I couldn’t understand what was meant by a few of the items: end-user extendable probe library, kernel coupling (“upstream” lock-step), binary tracing, context pointer type punning
Adam Leventhal (URL) - 2007-08-04 01:13
Adam, thank you for your reasonableness in clarifying the wiki page.
I’m sure there will remain some contentious items, mostly on account
of contrasting areas of technical emphasis, but that’s the way it
goes.
I hope that this sort of civilized interchange will continue and
results in cooling down the wholly unnecessary enmity.
Frank - 2007-08-04 09:44
We’re all for cooling down unnecessary enmity — but outrage at blatant plagiarism by one of your team hardly strikes me as “unnecessary.” If you would like “civilized interchange”, start by doing the Right Thing: have Eugene Teo apologize on his blog for having plagiarized the DTrace wiki, and acknowledge yourself that the attempt to scrub DTrace from the history of SystemTap was ill advised. If you are willing to do this, we will acknowledge it and link to it on our blogs, and we can begin to collectively repair the violation of trust…

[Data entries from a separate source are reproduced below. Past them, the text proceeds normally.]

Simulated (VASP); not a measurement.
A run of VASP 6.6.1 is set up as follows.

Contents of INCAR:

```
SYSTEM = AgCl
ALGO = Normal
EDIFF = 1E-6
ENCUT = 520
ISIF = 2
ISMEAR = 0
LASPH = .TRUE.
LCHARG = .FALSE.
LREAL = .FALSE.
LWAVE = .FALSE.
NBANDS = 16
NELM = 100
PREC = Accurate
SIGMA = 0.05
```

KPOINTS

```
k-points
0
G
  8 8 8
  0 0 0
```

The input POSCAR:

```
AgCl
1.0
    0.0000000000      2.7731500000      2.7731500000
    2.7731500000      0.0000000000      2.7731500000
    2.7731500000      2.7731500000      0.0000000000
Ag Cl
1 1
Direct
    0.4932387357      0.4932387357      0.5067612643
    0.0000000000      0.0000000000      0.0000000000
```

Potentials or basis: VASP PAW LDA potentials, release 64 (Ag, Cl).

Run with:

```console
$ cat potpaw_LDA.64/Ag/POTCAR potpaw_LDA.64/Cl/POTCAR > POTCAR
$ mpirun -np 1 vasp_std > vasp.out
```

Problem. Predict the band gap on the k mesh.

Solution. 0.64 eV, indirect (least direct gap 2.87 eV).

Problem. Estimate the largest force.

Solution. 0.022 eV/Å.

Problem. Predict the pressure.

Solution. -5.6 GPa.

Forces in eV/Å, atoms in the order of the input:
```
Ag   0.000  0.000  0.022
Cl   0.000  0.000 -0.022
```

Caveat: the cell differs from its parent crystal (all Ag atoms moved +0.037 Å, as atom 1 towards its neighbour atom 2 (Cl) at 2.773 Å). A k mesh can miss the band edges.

Bryan Cantrill (Email) (URL) - 2007-08-04 11:54
Bryan: “blatant plagiarism” of a single similar page of a presentation
is regrettable, but calling it a “plagiarism of the wiki” is surely an
exaggeration. Regarding scrubbing history, if you read the changelog
carefully, it was a line removed from the man page only. If we actually
cared to excise the fact of inspiration (whatever that’s worth), we’d actually
carry it out without leaving permanent public traces of it. As for the
duplicate udpstat name and trace format – dtt should have been credited as a
model. I’ll fix that. Regarding “not recommending dtrace”, you’ve just
managed to misread a non-native english speaker’s talk based upon a
headline.
I can’t speak for the whole team, but it’s clear some of these
were mistakes. However, blowing them way out of proprtion, to
impugn the “intellectual honesty” of the group, and to pretend that
any of this is somehow relevant to the technical issues is not any better.
Frank - 2007-08-04 12:20
“Regrettable”? We might have different standards for personal integrity if you treat transgressions of trust as merely “regrettable”. (At the very least, I would expect you to label it as “inappropriate”, if not “unacceptable” — and I personally have much stronger labels for acts of intellectual theft.) So if you believe that acts of plagiarism are inappropriate and unacceptable, have Eugene publicly apologize, we’ll acknowledge it, and we can move on.
Bryan Cantrill (Email) (URL) - 2007-08-04 12:54
Eugene will act for himself as he sees fit, but your use of silly terms like “theft” over
four or five lines of text is unlikely to merit a response of corresponding severity.
Frank - 2007-08-04 13:23
“Theft” is not a “silly” term — it’s a serious charge that I reserve for things like, well, acts of plagiarism. In terms of having Eugene try to set this right: do you lack the authority or the will to get him to act?
Bryan Cantrill (Email) (URL) - 2007-08-04 13:30
Bryan, I see no point in continuing this discussion, when you act so offended over someone
else’s four lines, and yet casually throw around libel like “pattern of dishonesty …
that is the hallmark of the systemtap project”. Enough.
Frank - 2007-08-04 13:40